Adivasula amarula Jatara, Mulavasula Mannem jatara mana medaramlo -pachani adavilo pavitra jatara…”

These lines are from a song Medaram Jathara – a visual tribute to 16th century Adivasi goddesses Sammakka and Sarakka. Rhythmically narrating the significance of the jathara (carnival), it portrays the life and spiritual culture of Adivasis, and hails the rulers and warriors of the land. The eponymous festival is a biennual four-day event in Telangana.

Behind this track is the voice of, Gotte Kanakavva, a 64-year-old woman from a humble agricultural background. Her life changed when MicTV, a Telugu YouTube channel known for its subaltern content, roped her in for the song and catapulted her to instant fame. The song has clocked 3.4 million hits on YouTube in less than a week since its release. It has also got a massive reach in other platforms like TikTok, and is also circulating on WhatsApp. 

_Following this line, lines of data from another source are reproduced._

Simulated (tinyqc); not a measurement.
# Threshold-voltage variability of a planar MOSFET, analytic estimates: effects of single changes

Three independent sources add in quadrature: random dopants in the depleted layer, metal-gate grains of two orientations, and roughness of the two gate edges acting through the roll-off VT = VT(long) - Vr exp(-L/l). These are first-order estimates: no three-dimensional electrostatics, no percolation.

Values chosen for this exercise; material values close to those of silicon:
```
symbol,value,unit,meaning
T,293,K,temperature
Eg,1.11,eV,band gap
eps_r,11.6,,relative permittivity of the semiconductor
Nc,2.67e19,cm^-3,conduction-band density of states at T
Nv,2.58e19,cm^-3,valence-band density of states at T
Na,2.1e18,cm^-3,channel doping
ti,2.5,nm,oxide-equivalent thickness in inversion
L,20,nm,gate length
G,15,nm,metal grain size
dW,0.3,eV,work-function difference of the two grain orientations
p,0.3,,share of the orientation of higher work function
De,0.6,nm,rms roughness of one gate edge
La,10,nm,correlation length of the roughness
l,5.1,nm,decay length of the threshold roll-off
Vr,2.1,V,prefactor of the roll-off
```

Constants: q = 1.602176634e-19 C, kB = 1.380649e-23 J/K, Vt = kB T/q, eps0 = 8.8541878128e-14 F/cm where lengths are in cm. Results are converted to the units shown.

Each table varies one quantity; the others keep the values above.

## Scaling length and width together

So far, Kanakavva has sung and featured in at least six folk songs. A glance through TikTok reveals her rising popularity – as scores of lip sync to her songs on the platform.

Hailing from Bodigepally of Akkannapet in Siddipet district of Telangana, Kanakavva’s journey to being a recognised folk artist began when some youngsters in her neighbourhood recorded her and her sister singing country songs and posted the videos on TikTok. “They got a lot of engagement for it. After this, my sister recorded and sent our songs to MicTV’s 'Folk Studio' contest, they selected me… and here I am!” she says nonchalantly, speaking to TNM from a studio in Hyderabad before she records another folk song.

'Folk Studio' was a singing contest organised by MicTV. While Kanakavva did go to audition with around 3000 others for the contest, the jury felt that making her compete would  belittle her talent, says Satish Manjeera of MicTV. He adds that the jury also didn’t think their own knowledge of music was sufficient to judge Kanakavva, who had learnt the folk songs from her mother as oral history.

And so, Kanakavva was given a spot in the contest in the special performance segment. She sung Ginne Rama, Ginne Rama, which was a “huge hit”, Satish recounts.

When it came to Medaram Jathara, Chitamalla Venkaiah (Yashpal), the lyricist of the song, tells TNM, “While the lyrics are appreciated for presenting the life and history of Sammakka-Sarakka, Kanakavva voice gave extra mileage to it.”

He continues, “While I gave high-pitch lines to Mangli (Kanakavva’s co-singer), I ensured that the choice of words and framing of the song were such that they’d be apt for Kanakavva voice which is molded naturally by learning music through folk culture.”

While Kanakavva is sought after for singing folk songs now, she continues to cultivate her one acre with her husband, besides selling seasonal fruits to survive. “I still work because my husband and I have to survive. I don't want to bother my children,” she says.

She is still getting used to her popularity. “Every time I go out, many recognize me, and ask for a photo with me. It is because of the songs I have sung.”

A humble Kanakavva says that she will continue to sing as long as her health permits her to. “Singing gives me joy, and I'm thankful for the opportunities too.” She also reminisces about her mother: “I learnt these songs from my mother. As a child, I used to pick up or follow the songs that are usually sung during harvesting by coolies.”